Marvell Technology Group Ltd. headquarters in Santa Clara, California, on Sept. 6, 2024.

David Paul Morris | Bloomberg | Getty Images

Semiconductor company Marvell on Tuesday announced that it will acquire Celestial AI for at least $3.25 billion in cash and stock.

The purchase price could increase to $5.5 billion if Celestial hits revenue milestones, Marvell said.

Marvell shares rose 13% in extended trading Tuesday as the company reported third-quarter earnings that beat expectations and said on the earnings call that it expected data center revenue to rise 25% next year.

The deal is an aggressive move for Marvell to acquire complimentary technology to its semiconductor networking business. The addition of Celestial could enable Marvell to sell more chips and parts to companies that are currently committing to spend hundreds of billions of dollars on infrastructure for AI.

Marvell stock is down 18% so far in 2025 even as semiconductor rivals like Broadcom have seen big valuation increases driven by excitement around artificial intelligence.

Celestial is a startup focused on developing optical interconnect hardware, which it calls a “photonic fabric,” to connect high-performance computers. Celestial was reportedly valued at $2.5 billion in March in a funding round, and Intel CEO Lip-Bu Tan joined the startup’s board in January.

Optical connections are becoming increasingly important because the most advanced AI systems need those parts tie together dozens or hundreds of chips so they can work as one to train and run the biggest large-language models.

Currently, many AI chip connections are done using copper wires, but newer systems are increasingly using optical connections because they can transfer more data faster and enable physically longer cables. Optical connections also cost more.

“This builds on our technology leadership, broadens our addressable market in scale-up connectivity, and accelerates our roadmap to deliver the industry’s most complete connectivity platform for AI and cloud customers,” Marvell CEO Matt Murphy said in a statement.

Marvell said that the first application of Celestial technology would be to connect a system based on “large XPUs,” which are custom AI chips usually made by the companies investing billions in AI infrastructure.

On Tuesday, the company said that it could even integrate Celestial’s optical technology into custom chips, and based on customer traction, the startup’s technology would soon be integrated into custom AI chips and related parts called switches.

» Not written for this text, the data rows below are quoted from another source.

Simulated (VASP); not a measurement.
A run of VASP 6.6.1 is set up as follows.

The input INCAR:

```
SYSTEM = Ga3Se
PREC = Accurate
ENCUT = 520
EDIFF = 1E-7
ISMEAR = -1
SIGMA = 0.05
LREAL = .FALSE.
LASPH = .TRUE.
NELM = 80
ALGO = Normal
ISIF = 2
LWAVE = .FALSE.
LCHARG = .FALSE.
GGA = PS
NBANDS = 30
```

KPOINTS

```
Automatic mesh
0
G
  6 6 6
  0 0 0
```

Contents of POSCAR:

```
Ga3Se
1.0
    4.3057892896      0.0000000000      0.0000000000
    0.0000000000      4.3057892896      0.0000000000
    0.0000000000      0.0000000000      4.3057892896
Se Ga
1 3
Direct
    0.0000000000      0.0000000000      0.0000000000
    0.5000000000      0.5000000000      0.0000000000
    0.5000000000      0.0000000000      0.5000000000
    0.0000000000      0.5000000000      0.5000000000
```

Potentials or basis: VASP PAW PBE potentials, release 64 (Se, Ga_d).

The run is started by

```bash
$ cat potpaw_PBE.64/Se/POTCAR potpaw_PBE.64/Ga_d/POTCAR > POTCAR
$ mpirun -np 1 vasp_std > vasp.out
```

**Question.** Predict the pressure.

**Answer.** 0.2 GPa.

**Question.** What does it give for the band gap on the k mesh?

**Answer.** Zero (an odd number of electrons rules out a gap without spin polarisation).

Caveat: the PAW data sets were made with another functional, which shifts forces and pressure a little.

Amazon Web Services Vice President Dave Brown said in a statement that Marvell’s acquisition of Celestial will “help further accelerate optical scale-up innovation for next-generation AI deployments.”

The maximum payout for the deal will be triggered if Celestial can record $2 billion in cumulative revenue by the end of fiscal 2029. The deal is expected to close early next year.

In its third-quarter earnings on Tuesday, Marvell earnings of 76 cents per share on $2.08 billion in sales, versus LSEG expectations of 73 cents on $2.07 billion in sales. Marvell said that it expects fourth-quarter revenue to be $2.2 billion, slightly higher than LSEG’s forecast of $2.18 billion.